The Federal Law of 6 October 1966 on the Protection of Cultural Property in the Event of Armed Conflict
The Federal Law on the Protection of Cultural Property is based on the Hague Convention of 1954 in content, and to some extent also in its phraseology. The legislator was obliged in many respects to remain faithful to this international treaty, which in the Swiss national context has the force of a substantive federal law.
The most important concepts and provisions of federal legislation in the area of cultural property protection are described below.
The concept of "cultural property" (Art. 1 of the Federal Law of 6 October 1966; Art. 1 of the Hague Convention)
The concept of "cultural property" is defined both in the Hague Convention and in the above-mentioned Swiss federal law. The legislator was required to make only certain insignificant changes in phraseology, modelled on the Hague Convention, to adapt national legislation to the international model. As a result of this effort, Article 1 of the Hague Convention and Article 1 of the relevant Swiss law are virtually identical. It is particularly important in this context that notions of source and the status of possession are of no consequence. This means for example that foreign cultural property that happens to be on exhibit in Switzerland would also be protected whenever necessary. In accordance with Article 4, Par. 2 of the Federal Law on the Protection of Cultural Property, the cantons must designate any and all cultural property located on their territory to which the terms of the law are to apply. It is also the responsibility of the cantons to distinguish between what is genuinely "cultural property" and other property which might also to some extent deserve protection. When it comes to deciding which cultural properties should be considered as eligible for protection under the terms of the Hague Convention, the answers to the following two questions will determine the answer:
- What cultural property is likely, except in cases of military necessity, to require treatment with respect in accordance with the international laws and customs of war?
- What expenditures in terms of time, money, etc. can reasonably be expected to ensure protection from the foreseeable consequences of an armed conflict?
The establishing of priorities is unavoidable in this context. The Swiss Inventory of Cultural Property of National and Regional Importance includes something like 8400 items. Such inventories amount to the first step in protecting items of cultural property, since it is clear that one cannot protect things one does not know about.
Protection of cultural property (Art. 2 of the Federal Law of 6 October 1966; Art. 2, 3 and 4 of the Hague Convention)
The protection of cultural property in the event of armed conflict means both safeguarding such property and treating it with due respect.
The provisions for safeguarding cultural property are for the most part standard injunctions. The provisions for respecting cultural property on the other hand are mainly standard proscriptions.

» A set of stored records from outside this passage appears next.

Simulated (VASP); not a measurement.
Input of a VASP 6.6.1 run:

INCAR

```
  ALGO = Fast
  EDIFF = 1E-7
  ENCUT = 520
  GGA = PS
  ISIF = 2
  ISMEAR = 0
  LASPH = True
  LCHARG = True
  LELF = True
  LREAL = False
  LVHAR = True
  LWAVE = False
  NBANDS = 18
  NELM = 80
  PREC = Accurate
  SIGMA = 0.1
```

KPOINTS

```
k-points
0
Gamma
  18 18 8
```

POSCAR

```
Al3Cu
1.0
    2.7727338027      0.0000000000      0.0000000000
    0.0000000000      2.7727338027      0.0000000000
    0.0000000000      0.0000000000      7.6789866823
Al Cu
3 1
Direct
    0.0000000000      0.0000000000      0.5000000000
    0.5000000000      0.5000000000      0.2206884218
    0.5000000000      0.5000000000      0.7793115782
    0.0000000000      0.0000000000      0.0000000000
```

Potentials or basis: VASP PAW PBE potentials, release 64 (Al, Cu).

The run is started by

The measures for safeguarding cultural property are rather self-evident and concrete in nature. Respect on the other hand is more a matter of adopting a desirable attitude towards cultural property, and being inwardly prepared to behave in the appropriate manner. The obligation to respect cultural property is absolute, both within ones own sovereign territory and on foreign soil, i.e. it is unlimited except in cases of military necessity. In this sense, respect is the core principle of the Hague Convention. But indeed there is an Achilles, heel at the very core of such a concept of cultural property protection, in the proviso "except in cases of military necessity". Since it is a matter of showing respect in the event of armed conflict, contradictions with respect to the objectives of the war are more or less inevitable. The humanitarian provisions of the international laws and customs of war were not intended to obstruct the prosecution of war, nor would they be likely to be able to do so. Their only purpose is to impose certain limitations. Pressing military necessity can in any case be expected to take precedence over any humanitarian considerations soon enough.
Armed conflict and violations of neutrality (Art. 3 of the Federal Law of 6 October 1966; Art. 18 and 19 of the Hague Convention)
Whereas earlier international treaties on the laws and customs of war use the term "war", the four Geneva Conventions of 1949 and the Hague Convention of 1954 make use of the new terminology in this field which prefers to speak of "armed conflict". The new term applies equally to undeclared war, military occupation without armed resistance and armed conflict that is not international in nature. The Federal Law on the Protection of Cultural Property extends the definition of armed conflict contained in the Hague Convention, putting violations of neutrality and resisting these with violence on an equal footing with other types of armed conflict. This clarification eliminates a certain ambiguity concerning the rights and duties of neutral powers and persons in the event of a land war which can be traced to the Hague Convention of 18 October 1907. Article 10 of the Convention states the following: "The fact that a neutral power itself uses violence to repel a violation of its neutrality cannot be interpreted as a hostile act."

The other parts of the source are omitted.